Today’s weddings are only a meager part of the range of Armenian traditions, said ethnographer Rafayel Nahapetyan at a press conference today, adding that many traditions have been upheld in Armenia’s villages. Fortunately they’re preserved, the tradition-loving ethnographer made a point of saying.

“Recently, I was the best man at a wedding in Idjevan, where while getting the bride from her paternal [family] home, the bride’s brothers had blocked the road with tractors and cars and were asking for money. This is a centuries-old Armenian wedding tradition, which is very beautiful. And why shouldn’t this tradition be followed? It strengthens the friendship between the in-laws,” said Nahapetyan. 

“A dowry’s also quite right; it’s quite consistent with our reality: with it, a father economically improves her daughter’s situation,” he said, informing journalists that the dowry was formed when society moved to private property ownership. 

“But now, right away, on the day of the wedding, they give the girl a house key. But shouldn’t a bride come, enter into her husband’s hearth [home], learn to love her husband’s parents as her own. My daughters-in-law, until they didn’t have 2 children in my home, I didn’t permit them to live separately,” explained Nahapetyan proudly. 
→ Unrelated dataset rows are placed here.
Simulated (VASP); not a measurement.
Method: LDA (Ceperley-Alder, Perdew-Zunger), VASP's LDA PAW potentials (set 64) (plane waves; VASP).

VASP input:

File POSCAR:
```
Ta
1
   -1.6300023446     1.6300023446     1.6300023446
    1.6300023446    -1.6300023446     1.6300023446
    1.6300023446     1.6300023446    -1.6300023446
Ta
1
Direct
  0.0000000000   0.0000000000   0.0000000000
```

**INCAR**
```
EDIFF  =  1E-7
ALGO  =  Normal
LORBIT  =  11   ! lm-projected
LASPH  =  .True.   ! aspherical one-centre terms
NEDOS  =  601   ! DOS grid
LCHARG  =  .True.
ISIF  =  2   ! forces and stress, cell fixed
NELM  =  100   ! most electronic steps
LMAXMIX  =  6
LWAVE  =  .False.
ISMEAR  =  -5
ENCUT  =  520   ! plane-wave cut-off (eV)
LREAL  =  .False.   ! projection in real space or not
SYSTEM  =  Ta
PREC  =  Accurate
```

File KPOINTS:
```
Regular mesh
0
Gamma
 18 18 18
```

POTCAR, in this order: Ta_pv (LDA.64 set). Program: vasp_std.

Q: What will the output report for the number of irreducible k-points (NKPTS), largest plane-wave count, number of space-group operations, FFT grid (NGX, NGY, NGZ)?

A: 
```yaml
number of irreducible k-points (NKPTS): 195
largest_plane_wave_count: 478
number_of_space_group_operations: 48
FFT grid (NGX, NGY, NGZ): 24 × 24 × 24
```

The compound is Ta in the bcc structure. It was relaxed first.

He also added that Armenian historians bypassed the subject of wedding ceremonies in Armenian historiography; they didn’t give the subject significance. 

“Only to make comparisons with the traditions of other countries were many unconnected records made, with which we are informed that Armenian historians judge love-based marriages and divorces, considering them not in line with Christian morals,” he said.